As Published In
Oracle Magazine
July/August 2002

TECHNOLOGY: Ask Tom


Parsing Densities, ANYDATA, and XML

By Tom Kyte Oracle Employee ACE

Our Oracle technologist looks at the hard parse, the soft parse, and the softer parse.

Can you explain the difference between a soft parse and a hard parse?

Here is a long-winded answer, excerpted from a new book that I collaborated on with four other Oracle employees. The book, Beginning Oracle Programming (Wrox Press, 2002,www.wrox.com), is aimed at the newly indoctrinated Oracle developer.

Parsing

Parsing is the first step in the processing of any statement in an Oracle database. Parsing is the act of breaking the submitted statement down into its component parts, determining what type of statement it is (query, DML, or DDL), and performing various checks on it.

Parsing performs two main functions:

Syntax Check. Is the statement a valid one? Does it make sense given the SQL grammar documented in the SQL Reference Manual? Does it follow all of the rules for SQL?

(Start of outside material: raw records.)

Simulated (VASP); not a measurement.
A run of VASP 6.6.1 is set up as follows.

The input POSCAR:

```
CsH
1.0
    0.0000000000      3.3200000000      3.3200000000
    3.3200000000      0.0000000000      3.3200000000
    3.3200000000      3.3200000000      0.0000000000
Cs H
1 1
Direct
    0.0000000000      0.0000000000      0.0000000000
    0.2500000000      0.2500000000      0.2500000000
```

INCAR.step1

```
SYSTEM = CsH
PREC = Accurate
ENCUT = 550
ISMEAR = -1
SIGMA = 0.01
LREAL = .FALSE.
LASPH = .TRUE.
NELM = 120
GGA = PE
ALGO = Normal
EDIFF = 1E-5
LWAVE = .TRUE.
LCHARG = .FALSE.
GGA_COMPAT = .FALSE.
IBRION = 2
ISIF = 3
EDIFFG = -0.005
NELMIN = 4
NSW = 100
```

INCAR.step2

Semantic Analysis. Going beyond the syntax, is the statement valid in light of the objects in the database? Do the tables and columns referenced exist? Do you have access to the objects, and are the proper privileges in place? Are there ambiguities in the statement? For example if there are two tables t1 and t2 and both have a column x , the query "select X from T1, T2 where ..." is ambiguous; the query doesn't know which table to get x from.

You can think of parsing as basically a two-step process: a syntax check to check the validity of the statement and a semantic check to ensure that the statement can execute properly. The difference between the two types of checks is hard to see. Oracle Database does not come back and say "the statement failed the syntax check"; rather, it returns the statement with an error code and message. For example, the following statement fails with a syntax error: 

SQL> select from where 2;
select from where 2
      *
ERROR at line 1:
ORA-00936: missing expression

The following statement fails with a semantic error: 

SQL> select * from not_a_table;
select * from not_a_table
              *
ERROR at line 1:
ORA-00942: table or view does not exist

If the table not_a_table existed and I had permission to access it, this statement would have succeeded. Looking at these errors is the only way to really tell the difference between a semantic and syntactic error. If the statement could have executed, given the proper objects and privileges, then you had a semantic error. If the statement could not have executed under any circumstances, you had a syntax error. Regardless, an Oracle database will not execute this error-generating statement.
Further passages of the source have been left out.